Priceonomics

Photo by Sharon Troy

A couple weeks ago, Yelp's data scientists published a list of the website’s top 100 restaurants. Normally, when we think of “Best of” lists for restaurants, we expect snobbish and overly expensive venues with long waiting lists. But Yelp’s methodology involved a combination of ratings and the number of reviews. Which thankfully gave room for popular and more affordable restaurants.

So, we thought we'd dig into the data and see what it reveals about America's (or at least Yelp reviewers) preferences for food. First off, America really likes its cheap eats. Over half of the 100 restaurants were in Yelp’s “Under $10” price range. 

Yelp's Top 100 Restaurants, Bucketed by Price

Data via Yelp

There may be something about deliciously cheap grub that attracts a loyal fanbase. One reviewer for Yelp’s top restaurant (Da Poke Shack in Hawaii) said he would return to the island just for another chance to eat there. This is pretty impressive for a tiny Hawaiian lunch spot with very limited seating.

If affordable food dominates the top-100 list, then what kinds of cuisines are represented? To simplify categorizing, we looked at the primary cuisine listed by Yelp for each restaurant. 

These were the most frequently appearing cuisines:

Yelp's Top 100 Restaurants, by Cuisine

Data via Yelp

Japanese and Mexican cuisines held the top spot, followed by “New American,” whatever that means. According to Zagat, it generally refers to the “gussying up” of the standards for traditional American cuisine, while giving chefs the freedom to incorporate elements from other cuisines (sounds pretty high-brow). Delis, cafes, and BBQ joints also appeared frequently.

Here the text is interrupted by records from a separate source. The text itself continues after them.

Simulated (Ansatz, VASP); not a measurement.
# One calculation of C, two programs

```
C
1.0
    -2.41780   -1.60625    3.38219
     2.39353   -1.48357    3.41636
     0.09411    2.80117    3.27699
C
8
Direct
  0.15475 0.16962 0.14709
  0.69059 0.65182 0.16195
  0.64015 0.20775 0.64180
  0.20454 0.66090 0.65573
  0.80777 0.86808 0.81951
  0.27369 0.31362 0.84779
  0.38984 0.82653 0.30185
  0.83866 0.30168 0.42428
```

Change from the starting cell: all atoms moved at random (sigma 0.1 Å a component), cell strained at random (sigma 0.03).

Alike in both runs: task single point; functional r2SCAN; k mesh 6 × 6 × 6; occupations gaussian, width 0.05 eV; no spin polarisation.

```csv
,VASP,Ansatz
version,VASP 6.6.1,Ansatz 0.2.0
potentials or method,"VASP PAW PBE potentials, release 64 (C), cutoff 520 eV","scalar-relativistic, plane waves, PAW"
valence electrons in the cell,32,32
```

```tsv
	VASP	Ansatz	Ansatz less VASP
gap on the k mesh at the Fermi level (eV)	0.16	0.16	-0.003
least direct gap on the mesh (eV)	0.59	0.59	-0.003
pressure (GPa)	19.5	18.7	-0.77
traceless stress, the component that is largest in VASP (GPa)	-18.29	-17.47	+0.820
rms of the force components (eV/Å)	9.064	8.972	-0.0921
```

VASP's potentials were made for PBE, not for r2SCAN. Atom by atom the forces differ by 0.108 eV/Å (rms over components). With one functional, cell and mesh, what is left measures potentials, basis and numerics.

But we suspected that some cuisines tend to be more expensive than others. So we looked at the average price ranges for the 10 most frequently-appearing cuisines. While delis and Mexican were the most wallet-friendly, French and “New American” cost a pretty penny:

Average Price Range for Select Cuisines

Data via Yelp

Finally, we wanted to know where these 100 restaurants were coming from. Were certain cities producing more of the top restaurants than others? Here’s what the distribution looks like for the top 15 cities:

Yelp's Top 100 Restaurants, by City

Data via Yelp

7 cities account for 36 of the best 100 restaurants on Yelp. Topping this list are San Francisco and New York, each with 7 restaurants. If you're looking to build a "Foodie Index" of top cities for food snobs / enthusiasts, this could be your list!